Old-Style Japanese names of months (旧暦の月名)

Before Japan was restyled along the Western lines in the 19th century, it had enjoyed about three centuries of relatively isolated existence off the easternmost side of Eurasia. Even before that, a strong urge for departing from perceived cultural dependence on China, a great influence on Japan since its early days, had kept cropping up in various circles of Japanese society. Consequently, practically every aspect of Japanese life had evolved deliciously original or creatively reinvented to develop a rather unique flavour. 
For example, the latter-day boring names of months – the First month for January, the Second month for February, etc. – were predated by colourful native Japanese (Yamato) names.
I remember listening to a song by Nakajima Miyuki many, many years ago and admiring just how much more powerful and graphic was 嵐明けの如月compared to a mere 寒い二月.

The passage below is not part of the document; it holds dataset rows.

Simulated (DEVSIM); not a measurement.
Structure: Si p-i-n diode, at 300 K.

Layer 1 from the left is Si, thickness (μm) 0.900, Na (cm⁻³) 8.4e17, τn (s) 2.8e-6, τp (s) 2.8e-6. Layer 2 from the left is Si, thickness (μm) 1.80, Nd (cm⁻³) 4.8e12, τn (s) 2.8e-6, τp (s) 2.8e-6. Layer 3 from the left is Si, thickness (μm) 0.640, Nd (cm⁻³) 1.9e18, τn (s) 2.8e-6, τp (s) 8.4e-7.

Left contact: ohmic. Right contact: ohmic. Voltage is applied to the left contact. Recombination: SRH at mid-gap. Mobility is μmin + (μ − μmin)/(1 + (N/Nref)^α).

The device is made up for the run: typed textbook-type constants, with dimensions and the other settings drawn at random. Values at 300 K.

Here’s a list of all old-style Japanese names for months with most widely accepted explanations of their  meanings:
  • 1月/January:睦月(むつき) Mutsuki – the month when families gather to celebrate;
  • 2月/February:如月/更衣(きさらぎ) Kisaragi – the month when winter clothes are changed for spring ones;
  • 3月/March:弥生(やよい)Yayoi – the month when leaves and grass finally become abundant;
  • 4月/April:卯月(うづき)Udzuki – the month when deutzia flowers (u no hana) blossom;
  • 5月/May:皐月/早月(さつき) Satsuki – the month to plant rice;
  • 6月/June:水無月(みなづき) Minadzuki – the month when the tsuyu rains stop;
  • 7月/July:文月(ふみつき/ふづき) Fudzuki – the month of poem-writing for the Tanabata festival;
  • 8月/August:葉月(はづき) Hadzuki – the month when leaves start turning yellow;
  • 9月/September:長月(ながつき)/菊月(きくづき) Nagatsuki/Kikudzuki – the month whe nights start growing longer or the month when chrysanthemums blossom;
  • 10月/October:神無月(かんなづき) Kannadzuki – the month when the first sake of the year is drunk as offering to gods;
  • 11月:霜月(しもつき)Shimotsuki – the month when frost starts appearing;
  • 12月:師走(しわす)/極月(ごくげつ) Shiwasu/Gokugetsu – the month when Buddhist priests are busy running end-of-the-year errands or the final month.